Movie Bistro Madness

Come!  Enjoy your movie in the luxury of a recliner!  No sticky floors!  $7 for a ticket!  Unless you order it online to make sure you HAVE a seat when you get there, then it’s $13.  Unless you have our rewards card so you can order on line and get it for $7.  And that’s not all!  In every theater before the previews start, you get an advertisement for the Bistro Theater…4 theaters in the complex where they bring the food TO you!  You want to see an early movie, but you hesitate because you either have to have dinner at 4:00, buy dinner on the way in at 5:00 and hope they’re not so busy that you’re late and cannot get a ticket (unless, of course you already have your ticket…see above) or you wait until 10:00 when the movie gets out and have Taco Bell right before you go to bed.  Taco Bell at 10 pm can have unfortunate consequences.  The Bistro solves all those problems!  TaDAAAA!

“Be sure to get here and order from our chef-inspired menu and have the wait staff bring the food to you in the theater!  You want more to drink or another dessert?  Push the call button and have your payment ready.”  The food on the screen looks like something out of the gourmet chef shows on the food network.  It’s beautifully plated on square plates and artfully drizzled with just the right amount of sauce.  That’s a lot of effort for a chicken sandwich.

When you go to the ticket counter and pick out your seat, the cashier says, “Hey! and you’re in the Bistro so you can skip the concession lines and just order from your seat!  Enjoy your movie!”  Woohoo!  So you go to the theater, find your seat, get comfy and wait for the server to get to you.  Theater is nearly empty because you did arrive 30 min before the show as they suggest when going to a bistro movie.

Dum de dum de dum…no wait staff IN the theater.  7 guys and 2 old ladies are sitting there playing the screen games and they already have their food.  Silly people.  They do not have chef-inspired cuisine to munch on before the movies starts.  Still no wait staff.  Hmmm.  Press the call button.  The theater darkens.  The two actions are not related, but seem ominous.  The server sure enough comes to your chair and pushes your call button so it goes off and asks for your order.  By this time, you’ve forgotten what you wanted to eat and it’s too dark to read the menu.  “I’ll have chef-inspired popcorn with buttery topping please…small, and a bottle of your Blue Mountain Dew.”  “What flavor is the blue mountain dew?”  “I don’t know, it’s blue.  I don’t buy it for the name.  Find the Mountain Dew in your cooler and if it’s blue, that’s it.”  “Do you have your rewards card?” “Yup and here’s my payment,” and I hand him my debit card.  Why debit card?  Because remember it’s dark and I cannot now see my money.  He processes my card, prints out the receipt for me to sign, hands me his pen and runs off, leaving me with the receipt and the pen.

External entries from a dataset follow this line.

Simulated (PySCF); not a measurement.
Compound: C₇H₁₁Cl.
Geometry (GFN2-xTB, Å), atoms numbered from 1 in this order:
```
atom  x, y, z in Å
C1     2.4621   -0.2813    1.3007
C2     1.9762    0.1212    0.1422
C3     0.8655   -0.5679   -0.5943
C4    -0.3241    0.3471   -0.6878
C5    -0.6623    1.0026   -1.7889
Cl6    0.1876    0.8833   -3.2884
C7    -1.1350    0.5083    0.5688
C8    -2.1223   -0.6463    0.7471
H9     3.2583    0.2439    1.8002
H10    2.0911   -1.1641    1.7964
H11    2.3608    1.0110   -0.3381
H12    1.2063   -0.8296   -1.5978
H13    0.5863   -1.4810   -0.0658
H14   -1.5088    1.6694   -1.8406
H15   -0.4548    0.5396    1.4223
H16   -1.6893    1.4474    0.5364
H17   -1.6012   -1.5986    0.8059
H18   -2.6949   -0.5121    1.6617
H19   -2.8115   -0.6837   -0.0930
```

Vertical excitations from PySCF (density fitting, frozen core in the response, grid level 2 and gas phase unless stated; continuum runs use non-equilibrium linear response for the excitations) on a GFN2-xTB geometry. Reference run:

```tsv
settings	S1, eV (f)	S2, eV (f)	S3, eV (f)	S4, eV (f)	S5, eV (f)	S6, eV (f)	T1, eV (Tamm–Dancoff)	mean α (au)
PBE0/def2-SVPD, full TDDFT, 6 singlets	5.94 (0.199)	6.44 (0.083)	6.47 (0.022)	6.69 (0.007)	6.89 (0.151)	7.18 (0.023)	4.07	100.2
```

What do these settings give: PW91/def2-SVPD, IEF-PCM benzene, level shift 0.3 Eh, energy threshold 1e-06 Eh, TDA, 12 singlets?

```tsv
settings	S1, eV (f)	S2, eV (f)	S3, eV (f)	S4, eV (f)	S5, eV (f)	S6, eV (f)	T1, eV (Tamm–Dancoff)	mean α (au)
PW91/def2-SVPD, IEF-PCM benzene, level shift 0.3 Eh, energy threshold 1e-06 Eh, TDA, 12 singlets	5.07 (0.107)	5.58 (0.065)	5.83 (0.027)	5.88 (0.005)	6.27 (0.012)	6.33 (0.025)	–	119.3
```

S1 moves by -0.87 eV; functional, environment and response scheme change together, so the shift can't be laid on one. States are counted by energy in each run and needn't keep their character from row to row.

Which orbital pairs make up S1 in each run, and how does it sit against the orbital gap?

He doesn’t come back.  “Yoo Hoo?”  I must be in an action/adventure movie because all the previews are super heroes and dystopian futures and incredible rescues from disasters.  Dum de dum de dum.  10 min into previews.  Still hasn’t picked up the receipt or his pen.  I hit the call button again.  2 servers walk by me and ignore me with food for other people.  Remember those 7 guys and the 2 little old ladies?  They are looking at me with pity and those eyes that say, “Silly person!  You could have had your chef-inspired popcorn and your drink when you came in and would have consumed most of the popcorn by now…and it would have been HOT popcorn…”  I’m so foolish.  I press the call button again.  He shows up and wants to know if I want to add to my order.  I say no but here’s your pen and the receipt…thought you might need it.

It occurs to me that maybe the servers are on some sort of reality show.  They have to get the orders from the patrons, go to the kitchen, prepare the chef-inspired delicious hamburgers, nachos, and fries to order (there are no substitutions) and get them out to the patrons Gordon Ramsey style.  “You ^(*&%*&( idiot!  You can’t plate that hamburger like that!  Redo that!” and then throws the food on the floor.  “But Gordon!  It’s dark!  They don’t even know if I got their orders right!”  “Oh right then.  Put the sloppy mess back on the plate and get it out of here…scrape off the dirt and such.”  Meanwhile, the previews are over, and it’s last call for orders.  One server in the whole theater, and call buttons lit up all over.  It gives an eerie blue glow about the room.  I have now been in the theater for 40 min.

Once again the screen lights up to tell us that next time we should arrive 30 min before the show so we can have our chef-inspired pizza and beer brought to us and I think, “It really doesn’t take that long to put popcorn in a bag and grab a bottle does it?”  The movie starts.  The ship is blown to smithereens, the bad guys are throwing debris about with a wave of their hands and monstrous mountains with vaguely human features are wielding building-sized weapons to threaten our heroes.  At least I think so.  In the first 15 min of the movie, there have been 8 servers walking between me and the screen delivering food to OTHER customers in the dark.  How can they see the seat numbers?  AHHHH!  Finally!  Here’s my chef-inspired popcorn and dew.  It’s the latest in movie cuisine–like iced coffee and cold soup (Vichyssoise).  Room temperature popcorn.

In a restaurant, 1 server can work with 12-16 customers.  Ideally then, this bistro should have about 5-7 servers.  They should stand near their sections and greet you when you find your seat.  All the orders should be taken while the lights are still on.  If you have a party of 4 with dinner-type orders and a person by himself with a small snack order, you put in the order to the kitchen for the dinners, and grab the snack and the drink on your way back to the theater and serve the single.  As your section fills up, you take orders from the newcomers.  Put in the dinner orders, check on previous orders and pick up the drinks and deliver those to the people who have ordered.  Return to kitchen and pick up any dinner orders that have been completed.  Take orders from recently seated people.  Put in new orders at kitchen, check to see if any orders are filled and ready to deliver.  If not, get the drinks out.  Go back to kitchen grab filled orders and deliver, repeat. And as always, if you have a drink/snack order, get it out immediately.  The only people you should be taking orders from after the lights go out are the latecomers.

If you are going to run 4 bistros in a theater, you’d DAM well better have a big kitchen and plenty of cooks.  You have to serve 240 customers in 30 min or less.

I’m going to order my chef-inspired popcorn and Blue Dew at the counter from now on.